Oiran (Grand Courtesan) by Takahashi Yuichi from 1872.
This is an early oil painting from the Meiji period in Japan and is significant because it shows one of the early adaptations of oil paint by a Japanese artist. Represented here this Grand Courtesan is painted in the European portrait manner which diverted from the classic ukiyo-e ‘idealized’ manner, but still wearing classic Japanese attire.
It is interesting to note is that although Takahashi took initiative to develop the first fine art magazine in Japan, and was critical in the development of the modern painting there, he died relatively unknown in Japan.
Born into a samurai family, Takahashi Yuichi (1828-1894) is a descendent of the Hotta Clan. Historical Japanese customs promote calligraphy and painting as indications of class and learning, so when Takahashi became interested in art at an early age, he was sent to the notorious Kanō school to study.

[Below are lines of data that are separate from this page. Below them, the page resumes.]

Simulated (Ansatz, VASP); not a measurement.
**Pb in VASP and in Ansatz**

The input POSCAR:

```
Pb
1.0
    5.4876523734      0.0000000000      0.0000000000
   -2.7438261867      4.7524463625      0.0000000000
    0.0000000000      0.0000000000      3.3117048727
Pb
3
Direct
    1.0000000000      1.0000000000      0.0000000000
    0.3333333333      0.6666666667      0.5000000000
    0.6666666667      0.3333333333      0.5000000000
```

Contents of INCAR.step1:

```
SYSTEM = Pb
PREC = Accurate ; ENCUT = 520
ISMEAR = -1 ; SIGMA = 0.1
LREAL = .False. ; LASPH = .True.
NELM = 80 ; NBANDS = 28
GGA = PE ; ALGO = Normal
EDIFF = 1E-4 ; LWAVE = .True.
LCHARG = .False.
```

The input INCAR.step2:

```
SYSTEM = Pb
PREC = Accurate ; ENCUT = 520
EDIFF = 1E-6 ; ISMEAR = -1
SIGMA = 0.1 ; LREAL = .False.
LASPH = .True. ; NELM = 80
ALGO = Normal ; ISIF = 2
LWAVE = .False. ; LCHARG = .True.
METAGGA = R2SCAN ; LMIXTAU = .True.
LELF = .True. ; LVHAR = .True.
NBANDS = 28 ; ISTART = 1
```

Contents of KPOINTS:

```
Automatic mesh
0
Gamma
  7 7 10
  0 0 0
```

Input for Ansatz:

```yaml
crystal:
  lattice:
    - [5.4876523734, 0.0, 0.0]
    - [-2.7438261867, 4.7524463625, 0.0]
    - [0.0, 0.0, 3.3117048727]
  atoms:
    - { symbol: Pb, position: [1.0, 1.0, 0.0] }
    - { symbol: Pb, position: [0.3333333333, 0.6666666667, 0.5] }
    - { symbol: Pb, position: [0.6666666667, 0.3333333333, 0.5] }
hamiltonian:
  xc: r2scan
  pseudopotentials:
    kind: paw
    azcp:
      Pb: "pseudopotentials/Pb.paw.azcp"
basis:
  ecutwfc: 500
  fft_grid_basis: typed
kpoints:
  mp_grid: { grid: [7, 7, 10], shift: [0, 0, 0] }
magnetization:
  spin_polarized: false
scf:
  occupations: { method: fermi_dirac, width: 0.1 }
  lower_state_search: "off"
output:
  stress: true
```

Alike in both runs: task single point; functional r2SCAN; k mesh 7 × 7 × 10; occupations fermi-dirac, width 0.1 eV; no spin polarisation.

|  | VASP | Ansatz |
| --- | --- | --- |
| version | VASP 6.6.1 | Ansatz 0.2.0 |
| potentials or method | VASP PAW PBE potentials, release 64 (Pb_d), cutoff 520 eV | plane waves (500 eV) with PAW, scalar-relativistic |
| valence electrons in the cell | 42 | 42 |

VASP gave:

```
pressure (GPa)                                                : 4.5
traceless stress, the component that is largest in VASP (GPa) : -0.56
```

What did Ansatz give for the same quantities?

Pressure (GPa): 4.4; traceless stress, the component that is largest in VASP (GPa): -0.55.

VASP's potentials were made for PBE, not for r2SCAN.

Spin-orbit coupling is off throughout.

Among Takahashi’s accomplishments are attending the Paris World Exhibition of 1867 and portrait of the Emperor Meiji. He taught at the newly established Kobubijutsu Gakkō (the Technical Fine Arts School), and is considered one of the first painters to adopt oil paints in Japan.
His work exhibits some of the raw simplicity emphasized by the Zen Buddhism philosophy. I enjoy the confident bold strokes, slightly messy (dare I say) lines, and astoundingly plain yet diverse backgrounds.